Evidence that newspapers are skating on thin ice with their sports coverage, unless they change drastically: Philadelphia's Jesse Boulerice's suspension-worthy cheap shot on Vancouver'sRyan Kesler in the Flyers-Canucks game last night is in the 16th paragraph of the game story and the seventh of Tony Gallagher's column.
Boulerice is Topic One on all the other platforms: TSN, Sportsnet, their websites, the blogs like Mirtle each had the means to make it a main story. The newspaper game has more creative and talented people compared to radio or television, yet their hands are tied since the powers-that-be impose such tight deadlines that a game story has to be filed within a few minutes after the game ends.
So when Boulerice laid out Kesler, the writers in Van were already typing (not writing) a mile-a-minute about the Canucks getting several coats of shellack laid on them in an eventual 8-2 loss to Philly. There were little to no time to realize what, in a larger context, was more important than one bad game from the hometown team, and revise accordingly. Explain how tying the hands of your talented people makes sense in a competitive media environment. There has to be a better way.
Who knows? Maybe we'll see the return of the afternoon newspaper, which would give the sportswriters time to actually write and not just type.
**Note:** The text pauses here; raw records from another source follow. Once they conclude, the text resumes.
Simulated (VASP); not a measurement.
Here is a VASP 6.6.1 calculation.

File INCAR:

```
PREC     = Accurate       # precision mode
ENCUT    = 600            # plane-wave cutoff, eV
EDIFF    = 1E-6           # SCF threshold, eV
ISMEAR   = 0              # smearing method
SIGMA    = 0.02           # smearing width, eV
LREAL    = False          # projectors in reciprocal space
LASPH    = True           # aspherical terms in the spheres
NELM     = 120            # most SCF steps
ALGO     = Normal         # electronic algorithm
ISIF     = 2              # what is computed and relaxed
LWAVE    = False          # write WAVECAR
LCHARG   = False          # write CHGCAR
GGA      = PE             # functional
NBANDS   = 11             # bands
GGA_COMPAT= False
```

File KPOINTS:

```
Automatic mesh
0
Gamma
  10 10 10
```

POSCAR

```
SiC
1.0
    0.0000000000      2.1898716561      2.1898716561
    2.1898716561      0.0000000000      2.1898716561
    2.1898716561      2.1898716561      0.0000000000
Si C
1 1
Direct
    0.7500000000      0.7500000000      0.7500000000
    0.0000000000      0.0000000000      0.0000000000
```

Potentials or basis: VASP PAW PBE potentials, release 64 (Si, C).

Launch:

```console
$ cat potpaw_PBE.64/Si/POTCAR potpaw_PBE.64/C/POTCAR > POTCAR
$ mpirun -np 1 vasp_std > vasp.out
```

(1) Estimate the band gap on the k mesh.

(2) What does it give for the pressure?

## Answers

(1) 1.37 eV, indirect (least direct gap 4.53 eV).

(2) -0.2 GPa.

The media's going to take a run at Boulerice over the next 24-48 hours. Hopefully a super-sharp writer with a big audience such as Damien Cox (not to put words in his mouth) can put the onus on how junior hockey, specifically the OHL, doesn't deal well with curbing aggression. Both Boulerice and suspended teammate Steve Downie are not bad people, but their time in the OHL imparted some poor lifelong hockey lessons.